This question is important regardless of who raises it. Projects like Kafka, Spark, PostgreSQL, and Kubernetes (among others) have solved it while allowing good returns to those who contribute.
p.s., We spent 7% of budget on marketing last month. A sizable fraction of our budget is devoted to open source contributions ClickHouse and ecosystem projects.
this whole thing reminds me of elastic and hashicorp, and it's hard to pick sides given that the core maintainers also worked their assess of building it in public, and the community contributors also put their effort into it.
i think this common theme is unlocking a new era of software where core maintainers productize the main product slapped with a bsl license and the community (incl other businesses) maintain their own fork.

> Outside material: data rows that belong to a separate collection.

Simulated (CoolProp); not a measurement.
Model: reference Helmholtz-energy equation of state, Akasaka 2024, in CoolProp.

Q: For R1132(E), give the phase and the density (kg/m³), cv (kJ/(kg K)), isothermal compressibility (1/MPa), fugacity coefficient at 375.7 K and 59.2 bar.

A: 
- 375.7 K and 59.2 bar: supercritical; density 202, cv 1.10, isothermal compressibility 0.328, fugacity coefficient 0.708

it's great that discussions like this are being brought up and talked about.
If this blog post raises any legitimate concerns, I missed them. All I see is entitlement to continue get work for free. If you're concerned about gaps in ClickHouse functionality, maybe pick up the slack and contribute back?
It takes a village to raise a database, as the saying goes.
The problem with open core is there's no great answer.
Either it's merged, in which case there are now two codebases implementing the same feature (one open, one closed), and the company's revenue stream is imperiled.
Or it's rejected (either explicitly or quietly ignored), in which case work is wasted and the project is less useful than it could be.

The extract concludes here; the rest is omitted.